So one of my roommates wants help organizing one of the rooms in the apartment. It is her extra room that is for making online content. It’s mostly sitting and moving stuff like her makeup around and figuring out where to put it.

I’ve told her that I don’t mind helping and that I will help, but most times I end up feeling unwell when it is time to do it. I hate that I feel this way but I can’t help it.

Yesterday she told me that I always let her down and I’m never there when she needs me. She also said that I dip whenever there is work to do and basically made me feel like I use my condition as an excuse not to do chores when I’ve been working really hard to help keep the house clean and nice after she and my other roommates have told me they need me to do more.

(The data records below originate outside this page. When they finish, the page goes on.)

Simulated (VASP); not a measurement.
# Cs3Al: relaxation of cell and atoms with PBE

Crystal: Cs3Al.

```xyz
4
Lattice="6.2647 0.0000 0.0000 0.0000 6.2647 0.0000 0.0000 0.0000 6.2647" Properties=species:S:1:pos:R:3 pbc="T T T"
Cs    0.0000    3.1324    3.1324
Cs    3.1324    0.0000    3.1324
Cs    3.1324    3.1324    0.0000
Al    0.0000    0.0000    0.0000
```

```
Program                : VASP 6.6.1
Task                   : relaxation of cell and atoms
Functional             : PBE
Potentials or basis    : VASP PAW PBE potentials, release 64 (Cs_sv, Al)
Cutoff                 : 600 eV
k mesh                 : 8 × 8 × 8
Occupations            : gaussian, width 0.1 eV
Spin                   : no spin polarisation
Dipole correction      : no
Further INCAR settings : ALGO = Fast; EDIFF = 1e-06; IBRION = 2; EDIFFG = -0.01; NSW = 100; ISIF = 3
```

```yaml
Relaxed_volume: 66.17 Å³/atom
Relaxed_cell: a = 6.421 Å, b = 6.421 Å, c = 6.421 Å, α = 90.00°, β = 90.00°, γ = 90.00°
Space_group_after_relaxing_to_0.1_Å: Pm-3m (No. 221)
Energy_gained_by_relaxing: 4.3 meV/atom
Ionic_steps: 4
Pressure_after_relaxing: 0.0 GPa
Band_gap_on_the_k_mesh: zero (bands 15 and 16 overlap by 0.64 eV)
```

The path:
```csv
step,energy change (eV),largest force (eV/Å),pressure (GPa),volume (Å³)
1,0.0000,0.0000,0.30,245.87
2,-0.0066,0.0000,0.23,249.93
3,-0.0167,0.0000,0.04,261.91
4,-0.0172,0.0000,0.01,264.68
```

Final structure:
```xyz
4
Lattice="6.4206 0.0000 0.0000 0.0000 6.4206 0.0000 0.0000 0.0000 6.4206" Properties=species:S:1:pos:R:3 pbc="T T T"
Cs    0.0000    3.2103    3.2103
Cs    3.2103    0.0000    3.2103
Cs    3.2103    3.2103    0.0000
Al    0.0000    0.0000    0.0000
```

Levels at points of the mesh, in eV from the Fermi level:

I’m really hurt because I have been working really hard for the house, even as my condition gets worse. I go to school Monday to Friday and when I get home I try to put any clean dishes away if there are any. Once a week I either have to clean the bathroom or vacuum the carpet, and I have been doing them interchangeably throughout the weeks in a month. I’ve been sweeping the whole house other than bedrooms. I’ve helped feed all the cats (there are 6) and I have even given the diabetic cat his insulin shot quite a few times.

I just don’t know what to do. I’ve been working SO hard despite everything. I have been making myself worse and still been positive despite it all. And then to have her just say I’m a let down and I never help… I’ve felt so horrible that at one point I had to take one of my clonazepam to calm down enough to sleep last night because I was crying and feeling so much emotionally that it was making the pain worse.